Brazil’s president has ordered the army to battle the huge fires sweeping through the Amazon as thousands of people protested against his environmental policies.
Jair Bolonsaro authorised the use of the military to tackle the record number of fires sweeping through the rainforest.
According to a presidential decree authorising use of the army, the forces will be deployed to border areas, indigenous territories and other affected regions in the Amazon from Saturday to assist in putting out fires for a month.
The military will "act strongly" to control the wildfires, Mr Bolsonaro promised as he signed the decree.
The armed forces will collaborate with public security and environmental protection agencies, the decree says.
"The protection of the forest is our duty," the president said.
"We are aware of that and will act to combat deforestation and criminal activities that put people at risk in the Amazon.
"We are a government of zero tolerance for crime, and in the environmental field it will not be different."

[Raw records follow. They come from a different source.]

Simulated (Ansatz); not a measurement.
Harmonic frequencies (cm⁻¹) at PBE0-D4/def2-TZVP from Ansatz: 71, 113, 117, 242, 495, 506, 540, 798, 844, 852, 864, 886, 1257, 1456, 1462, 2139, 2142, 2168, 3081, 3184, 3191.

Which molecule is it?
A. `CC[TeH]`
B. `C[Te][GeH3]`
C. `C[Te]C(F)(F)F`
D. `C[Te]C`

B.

However, Mr Bolsonaro has previously described rainforest protections as an obstacle to Brazil's economic development, sparring with critics who note that the Amazon produces vast amounts of oxygen and is considered crucial for efforts to contain climate change.
As the president spoke, thousands of Brazilians demonstrated in Rio de Janeiro, Sao Paulo and the capital of Brasilia demanding the government announce concrete actions to curb the fires.
People also banged pots from their homes, a traditional mode of protest in South America.
Demonstrators gathered outside Brazilian embassies in Paris, London, Geneva and Bogota, Colombia, to urge Brazil to do more to fight the fires.
Larger protests were held in Uruguay and Argentina. Hundreds also protested in Chile, Ecuador and Peru.
In escalating tension over the fires, French president Emmanuel Macron accused Mr Bolsonaro of lying to him and threatened to block a European Union trade deal with several South American states, including Brazil.
Ahead of the G7 summit in France this weekend, Mr Macron questioned Mr Bolsonaro's trustworthiness.
Mr Macron said Brazilian statements and decisions indicate Mr Bolsonaro "has decided to not respect his commitments on the climate, nor to involve himself on the issue of biodiversity”.
He said France now opposes an EU trade deal “in its current state” with the bloc of South American nations that includes Brazil, Argentina, Paraguay and Uruguay.
Mr Bolsonaro has accused Mr Macron of politicising the issue, and his government said European countries are exaggerating Brazil's environmental problems in order to disrupt its commercial interests
But neighbouring Bolivia and Paraguay have also struggled to contain fires that swept through woods and fields, in many cases set to clear land for farming.
About 2,900 square miles of land has been affected in Bolivia, defence minister Javier Zavaleta said.
Some 140 square miles have burned in northern Paraguay, near the borders with Brazil and Bolivia, said Joaquin Roa, a Paraguayan state emergency official.
Close to 20% of the Amazon has already been deforested, said Thomas Lovejoy, a George Mason University environmental scientist.
US president Donald Trump said on Friday that he had spoken with Mr Bolsonaro.
"Our future Trade prospects are very exciting and our relationship is strong, perhaps stronger than ever before," Mr Trump tweeted. "I told him if the United States can help with the Amazon Rainforest fires, we stand ready to assist!"
Argentina, which is struggling with rising poverty and austerity measures, has offered to send emergency workers to Brazil and Bolivia to help battle the fires. Chile also offered aid.
Mr Bolsonaro, who has said he wants to convert land for cattle pastures and soybean farms, said it was difficult to curb increasing deforestation with limited resources.
"It's not easy to fight deforestation, our Amazon area is bigger than all of Europe," he said. "We'll do what we can to fight this crime."